The words ‘accountable care’ have become synonymous with problems and concerns. The latest ‘pause’ announced to address concerns will do little to change that in the short term. But to fall over these words is perhaps to miss the genuine benefits of the programme of work underpinning them.

We discussed these benefits and the key enablers required to unlock them at two roundtable events last year. At our first event in May we asked whether the newly re-named sustainability and transformation partnerships (STPs) could ever truly succeed without a change in the underlying law. Unsurprisingly the answer was more complex than a simple yes or no.

What was striking at the event though was the enthusiasm among participants for the original objectives behind accountable care models introduced by the ‘Five Year Forward View’ – the better integration of health and social care; the breakdown of traditional organisational silos; and the shift of focus from those organisations to the health needs of the local population. The enthusiasm was striking because those same participants could also identify a long list of challenges that still had to be overcome before these objectives could be achieved.

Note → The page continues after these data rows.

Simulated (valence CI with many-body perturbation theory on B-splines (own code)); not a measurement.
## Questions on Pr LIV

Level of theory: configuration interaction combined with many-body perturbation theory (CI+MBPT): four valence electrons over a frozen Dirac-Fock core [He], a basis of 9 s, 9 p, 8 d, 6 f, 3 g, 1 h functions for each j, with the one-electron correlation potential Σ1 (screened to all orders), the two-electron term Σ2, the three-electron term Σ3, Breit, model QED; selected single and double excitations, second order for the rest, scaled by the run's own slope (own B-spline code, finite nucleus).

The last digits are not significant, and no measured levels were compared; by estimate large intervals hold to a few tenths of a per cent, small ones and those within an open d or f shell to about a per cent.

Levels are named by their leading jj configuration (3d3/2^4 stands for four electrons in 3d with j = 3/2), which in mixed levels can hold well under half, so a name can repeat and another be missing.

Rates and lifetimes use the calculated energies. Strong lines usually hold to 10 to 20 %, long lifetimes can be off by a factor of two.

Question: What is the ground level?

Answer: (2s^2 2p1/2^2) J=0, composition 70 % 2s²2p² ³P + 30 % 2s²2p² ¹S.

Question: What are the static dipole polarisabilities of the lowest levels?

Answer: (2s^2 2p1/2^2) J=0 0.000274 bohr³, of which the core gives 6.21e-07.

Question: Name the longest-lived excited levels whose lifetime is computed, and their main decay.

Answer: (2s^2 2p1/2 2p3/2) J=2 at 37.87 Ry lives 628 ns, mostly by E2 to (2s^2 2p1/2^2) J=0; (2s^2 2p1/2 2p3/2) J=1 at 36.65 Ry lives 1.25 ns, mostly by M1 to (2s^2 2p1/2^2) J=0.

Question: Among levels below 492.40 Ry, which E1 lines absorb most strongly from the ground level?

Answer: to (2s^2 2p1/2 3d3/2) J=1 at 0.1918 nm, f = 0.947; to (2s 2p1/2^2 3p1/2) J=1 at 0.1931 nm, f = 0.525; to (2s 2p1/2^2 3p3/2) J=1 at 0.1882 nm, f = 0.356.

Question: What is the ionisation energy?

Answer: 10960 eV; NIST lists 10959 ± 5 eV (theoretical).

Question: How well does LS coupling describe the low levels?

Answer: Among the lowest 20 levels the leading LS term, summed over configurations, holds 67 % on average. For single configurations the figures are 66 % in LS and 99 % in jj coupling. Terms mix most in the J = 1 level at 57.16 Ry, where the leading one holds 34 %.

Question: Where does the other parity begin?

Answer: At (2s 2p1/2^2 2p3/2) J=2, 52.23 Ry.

In November 2017 we convened a second roundtable in a different part of the country to assess how this concept of ‘accountable’ or ‘place based’ care was evolving across the NHS. Once again, the enthusiasm was obvious and, whilst not unwavering, was just as strong as it had been at our event in May.

Participants at both events shared local success stories and agreed that the key enablers for this success within accountable care collaborations were:

  • Clarity of vision – agreement both on the defined population covered and desired outcomes for that population
  • Alignment of organisational incentives and payment with that vision to ensure they encourage collaboration and achievement of desired outcomes, rather than driving any other unhelpful behaviours
  • Accountability – recognition that the impact of collaborative working on individual organisations needs to be managed carefully. Whilst energy is spent identifying populations and outcomes, organisations must not lose sight of their existing functions and statutory responsibilities. Robust governance structures could still be flexible
  • Leadership and culture – not surprisingly strong and inspirational leadership is widely considered essential to maintain the momentum required for collaboration. Interestingly, though there was also recognition at our November event that more than one leader may be appropriate, many considered it unrealistic to expect one person to have the expertise to lead all aspects of the collaboration. Additional leadership roles might also address the concerns raised by our May participants that the original STP leaders were not given sufficient support to allow them to concentrate properly on the role

One noticeable shift between May and November was the views on operational form. At both events there was agreement that form could only be decided once the aims of the collaboration had been agreed. However, whilst in May it seemed that areas were on the cusp of moving to development of form, the feeling in November was that there was already too much focus on the ‘what’ of the form and that more should be done to emphasise ‘why’ collaboration was happening.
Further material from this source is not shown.